Recursive polymorphic types and parametricity in an operational framework
(with Paul-André Melliès) In Proceedings of the 20th IEEE Symposium on Logic in Computer Science, pages 82–91, Chicago, IL, USA, June 2005.

We construct a realizability model of recursive polymorphic types, starting from an untyped language of terms and contexts. An orthogonality relation e⊥π indicates when a term e and a context π may be safely combined in the language. Types are interpreted as sets of terms closed by biorthogonality. Our main result states that recursive types are approximated by converging sequences of interval types. Our proof is based on a “type-directed” approximation technique, which departs from the “language-directed” approximation technique developed by MacQueen, Plotkin and Sethi in the ideal model. We thus keep the language elementary (a call-by-name λ-calculus) and unstratified (no typecase, no reduction labels). We also include a short account of parametricity, based on an orthogonality relation between quadruples of terms and contexts.

Subtyping Union Types
In J. Marcinkowski and A. Tarlecki, editors, 18th International Workshop CSL 2004, volume 3210 of Lecture Notes in Computer Science, page 415–429. Springer Verlag, September 2004. A longer unpublished version, with full proofs and additional material is also available.

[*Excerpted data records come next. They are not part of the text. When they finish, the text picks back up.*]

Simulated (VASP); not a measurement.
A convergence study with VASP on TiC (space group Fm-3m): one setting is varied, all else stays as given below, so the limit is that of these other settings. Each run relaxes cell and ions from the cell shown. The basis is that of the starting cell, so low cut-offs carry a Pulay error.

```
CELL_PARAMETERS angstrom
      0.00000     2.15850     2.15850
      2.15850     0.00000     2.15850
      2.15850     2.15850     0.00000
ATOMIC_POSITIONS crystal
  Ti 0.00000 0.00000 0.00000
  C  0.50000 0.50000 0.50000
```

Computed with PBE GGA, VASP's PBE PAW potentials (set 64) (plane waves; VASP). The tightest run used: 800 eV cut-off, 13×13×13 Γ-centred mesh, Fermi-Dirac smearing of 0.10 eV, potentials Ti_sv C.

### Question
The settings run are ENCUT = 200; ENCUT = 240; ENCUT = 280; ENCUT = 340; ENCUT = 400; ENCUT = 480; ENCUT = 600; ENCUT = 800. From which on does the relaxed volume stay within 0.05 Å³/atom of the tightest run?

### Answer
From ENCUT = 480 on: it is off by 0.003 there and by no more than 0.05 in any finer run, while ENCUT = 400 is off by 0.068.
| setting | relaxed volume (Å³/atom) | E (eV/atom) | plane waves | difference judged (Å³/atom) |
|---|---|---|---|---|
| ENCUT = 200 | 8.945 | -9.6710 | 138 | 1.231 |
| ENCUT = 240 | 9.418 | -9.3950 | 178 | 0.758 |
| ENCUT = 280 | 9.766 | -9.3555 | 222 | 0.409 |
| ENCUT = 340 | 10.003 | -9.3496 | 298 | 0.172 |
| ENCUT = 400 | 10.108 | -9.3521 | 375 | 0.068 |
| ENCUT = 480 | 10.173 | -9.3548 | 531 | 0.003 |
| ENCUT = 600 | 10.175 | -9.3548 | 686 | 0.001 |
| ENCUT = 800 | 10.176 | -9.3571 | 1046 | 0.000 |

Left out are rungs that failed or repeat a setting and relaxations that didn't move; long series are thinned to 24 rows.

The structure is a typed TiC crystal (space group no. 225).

Subtyping can be fairly complex for union types, due to interactions with other types, such as function types. Furthermore, these interactions turn out to depend on the calculus considered: for instance, a call-by-value calculus and a call-by-name calculus will have different possible subtyping rules. In order to abstract ourselves away from this dependence, we consider a fairly large class of calculi. We define types in a semantic fashion, as sets of terms. Then, a type can be a subtype of another type if its denotation is included in the denotation of the other type. We first consider a simple type system with union, function, pair and constant types. Using inference rules, we specify a subtyping relation which is both sound and complete with respect to the class of calculi.

Semantic Types: A fresh look at the ideal model for types
(with Paul-André Melliès). In Proceedings of the 31th ACM Conference on Principles of Programming Languages, pages 52–63, Venezia, Italia, January 2004.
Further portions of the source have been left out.